It's hard to overstate the impact mobile technology has on global development efforts. The spread of mobile cellular and data networks, coupled with the falling cost of mobile phones and other devices, has allowed governments, NGOs, and mobile operators to provide information and services — including education, health, and financial services — to people in even the remotest areas.

A new study of global data from the Gallup World Poll with the GSMA, the organization that represents the worldwide mobile communications industry, released yesterday, addresses this question by looking at the relationships between people’s use of mobile phones and the internet, and their self-reported ratings of their lives — which researchers refer to as subjective well-being, or SWB. The study finds that, even after accounting for income and a range of other potentially confounding variables, mobile phone ownership supplemented with internet access is associated with improvements in one of the most common measures of SWB, the overall rating people give their lives.
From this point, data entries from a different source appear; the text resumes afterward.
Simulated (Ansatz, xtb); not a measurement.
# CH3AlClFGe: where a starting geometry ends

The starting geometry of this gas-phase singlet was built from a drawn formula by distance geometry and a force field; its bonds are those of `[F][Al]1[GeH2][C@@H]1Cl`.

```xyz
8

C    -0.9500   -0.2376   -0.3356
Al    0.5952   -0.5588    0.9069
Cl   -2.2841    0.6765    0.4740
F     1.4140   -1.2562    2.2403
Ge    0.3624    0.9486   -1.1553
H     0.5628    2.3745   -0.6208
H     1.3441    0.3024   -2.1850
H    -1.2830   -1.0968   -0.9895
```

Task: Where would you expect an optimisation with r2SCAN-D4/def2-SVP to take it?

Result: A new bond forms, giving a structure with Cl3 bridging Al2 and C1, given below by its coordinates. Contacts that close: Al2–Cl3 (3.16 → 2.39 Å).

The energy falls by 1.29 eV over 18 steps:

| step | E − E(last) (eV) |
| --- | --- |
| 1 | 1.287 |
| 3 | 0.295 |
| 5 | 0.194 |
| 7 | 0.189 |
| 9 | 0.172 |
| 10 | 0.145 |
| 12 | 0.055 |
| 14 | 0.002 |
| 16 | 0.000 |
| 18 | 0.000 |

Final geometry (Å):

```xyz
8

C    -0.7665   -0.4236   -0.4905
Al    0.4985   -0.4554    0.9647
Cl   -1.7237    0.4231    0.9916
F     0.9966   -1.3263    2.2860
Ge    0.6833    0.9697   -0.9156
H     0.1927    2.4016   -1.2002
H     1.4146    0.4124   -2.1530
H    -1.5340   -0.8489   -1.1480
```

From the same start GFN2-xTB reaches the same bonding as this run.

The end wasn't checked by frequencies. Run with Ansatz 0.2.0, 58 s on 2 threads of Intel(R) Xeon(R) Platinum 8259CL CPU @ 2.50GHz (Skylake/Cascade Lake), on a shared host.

At the global level, the results suggest the power of mobile phones to improve lives is largely linked to their status as the primary device that most of the world’s residents use to access the internet. In the absence of internet access, those who have a mobile phone give similar life ratings as those without one.

In a few regions, however, a significant increase in life evaluations is associated with mobile phone use only even without internet access. These include sub-Saharan Africa, which has historically lacked widespread fixed-line communications infrastructure and where socio-economic development efforts have sought to provide vital services and information via the more prevalent cellular-only phones.